Figures from the market analyst Defaqto will show that three of the Big Four high street banks did not even make the top 15 best value mortgage lenders during 2005. The exception was HSBC, which Defaqto said offered the cheapest standard variable rate mortgage over the course of the year.

A borrower with a £50,000 standard variable rate mortgage from HSBC would have paid £2,833 in interest costs during 2005. Customers at the next cheapest major bank, Cheltenham & Gloucester, the lending arm of Lloyds TSB, would have paid £500 more. Woolwich, Barclays Bank's lending arm, and Royal Bank of Scotland, were even more expensive, Defaqto said. Halifax Bank, Britain's largest mortgage lender, finished the year level with Cheltenham & Gloucester on interest costs.

Three of the five cheapest mortgage lenders last year were building societies - Nationwide, Skipton and Britannia - while Intelligent Finance, the phone- and internet-based lender, came second in the survey.

The most expensive of the country's 30 largest lenders last year was Bank of Scotland, according to Defaqto. Borrowers with a £50,000 standard variable rate mortgage at BoS would have paid £575 more in interest charges than those at HSBC.
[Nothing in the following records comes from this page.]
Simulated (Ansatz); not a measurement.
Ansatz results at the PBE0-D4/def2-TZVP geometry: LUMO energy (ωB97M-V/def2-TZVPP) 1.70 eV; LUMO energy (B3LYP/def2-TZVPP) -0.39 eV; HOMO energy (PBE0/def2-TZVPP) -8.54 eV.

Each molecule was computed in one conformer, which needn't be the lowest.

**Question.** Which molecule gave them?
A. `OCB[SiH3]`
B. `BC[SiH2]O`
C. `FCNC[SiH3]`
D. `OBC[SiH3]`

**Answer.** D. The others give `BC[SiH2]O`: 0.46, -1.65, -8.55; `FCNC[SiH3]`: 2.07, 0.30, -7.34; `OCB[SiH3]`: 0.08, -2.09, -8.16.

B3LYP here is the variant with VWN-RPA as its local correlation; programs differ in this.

David Black, Defaqto's head of banking, said that while almost all lenders offered a number of more competitive short-term special deals in addition to their standard variable rates, many borrowers did not take advantage of these products.

Defaqto also said that the typical mortgage had cost homeowners 5 per cent more to service in 2005 than over the previous 12 months. While the Bank of England's Monetary Policy Committee cut base rates last August, interest rates throughout the year were higher, on average, than in 2004.